Josephine Elizabeth Butler (née Grey; 13 April 1828 – 30 December 1906) was an English campaigner for women's rights and social reform during the Victorian period. Over several decades she worked to improve women’s access to education and political representation, to remove legal disabilities imposed on married women, and to end the exploitation and sexual trafficking of young women and children.

Background

Born in 1828, Butler came from a family that valued learning and public service. In 1852 she married the clergyman and educator George Butler; the marriage and her social position provided her a platform from which to press for change. Her approach combined moral conviction with organisational skill and public campaigning.

Main campaigns

Butler’s work covered a number of interrelated causes:

  • She promoted expanded educational opportunities for women, arguing that greater schooling and professional training were essential to independence and social progress.
  • She sought legal reform to lessen the effects of coverture — the common‑law principle that subsumed a married woman’s legal identity under her husband’s — and supported measures to improve the property and legal rights of married women.
  • She was active in the movement for women’s suffrage, believing that political voice was necessary for enduring legal and social change.
  • Butler campaigned vigorously against the sexual exploitation of minors and adults. She drew public attention to the trafficking of young women and children into prostitution in Britain and on the Continent, and worked to secure protective laws and social measures to prevent such abuses.

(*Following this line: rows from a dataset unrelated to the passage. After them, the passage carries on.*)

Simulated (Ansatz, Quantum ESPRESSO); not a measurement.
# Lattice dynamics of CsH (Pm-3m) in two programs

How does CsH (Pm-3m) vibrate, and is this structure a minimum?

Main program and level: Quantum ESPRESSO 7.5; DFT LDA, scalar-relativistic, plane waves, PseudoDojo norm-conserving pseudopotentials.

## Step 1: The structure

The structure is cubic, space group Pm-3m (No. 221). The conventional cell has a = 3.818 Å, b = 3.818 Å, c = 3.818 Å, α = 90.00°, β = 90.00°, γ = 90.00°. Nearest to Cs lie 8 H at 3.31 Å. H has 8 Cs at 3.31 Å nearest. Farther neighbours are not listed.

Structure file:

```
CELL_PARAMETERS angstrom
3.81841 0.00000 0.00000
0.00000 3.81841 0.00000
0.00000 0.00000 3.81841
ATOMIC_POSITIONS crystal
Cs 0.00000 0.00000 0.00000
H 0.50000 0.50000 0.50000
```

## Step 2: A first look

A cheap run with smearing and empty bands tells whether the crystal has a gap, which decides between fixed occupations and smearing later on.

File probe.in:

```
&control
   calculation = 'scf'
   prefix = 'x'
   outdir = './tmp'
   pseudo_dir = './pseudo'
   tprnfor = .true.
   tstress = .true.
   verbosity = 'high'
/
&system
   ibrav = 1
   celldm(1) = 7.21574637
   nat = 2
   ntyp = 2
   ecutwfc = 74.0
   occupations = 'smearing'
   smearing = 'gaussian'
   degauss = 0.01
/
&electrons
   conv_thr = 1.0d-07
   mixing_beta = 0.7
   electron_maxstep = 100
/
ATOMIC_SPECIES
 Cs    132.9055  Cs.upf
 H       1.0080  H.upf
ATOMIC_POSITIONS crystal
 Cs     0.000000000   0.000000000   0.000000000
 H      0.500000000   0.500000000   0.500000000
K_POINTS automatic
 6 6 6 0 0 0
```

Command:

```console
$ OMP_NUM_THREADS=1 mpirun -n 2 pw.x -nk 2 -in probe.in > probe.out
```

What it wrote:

Public action and influence

Butler combined writing, public speaking and organisation. She helped mobilise grassroots supporters and allied with other reformers to press Parliament and local authorities for change. One of the most high‑profile elements of her activism was opposition to state measures that regulated prostitution in ways she argued were degrading to women and harmful to public morals. Her campaigns contributed to wider debates about public health, policing, and women’s civil rights in the late nineteenth century.

Legacy

Josephine Butler is remembered as a leading moral and feminist voice of her era: a reformer who linked demands for legal and educational reform with efforts to protect vulnerable women and children from sexual exploitation. Her work influenced later social legislation and helped shape the emerging women’s movement in Britain and beyond. She died in 1906, leaving a record of persistent advocacy for the dignity and legal equality of women.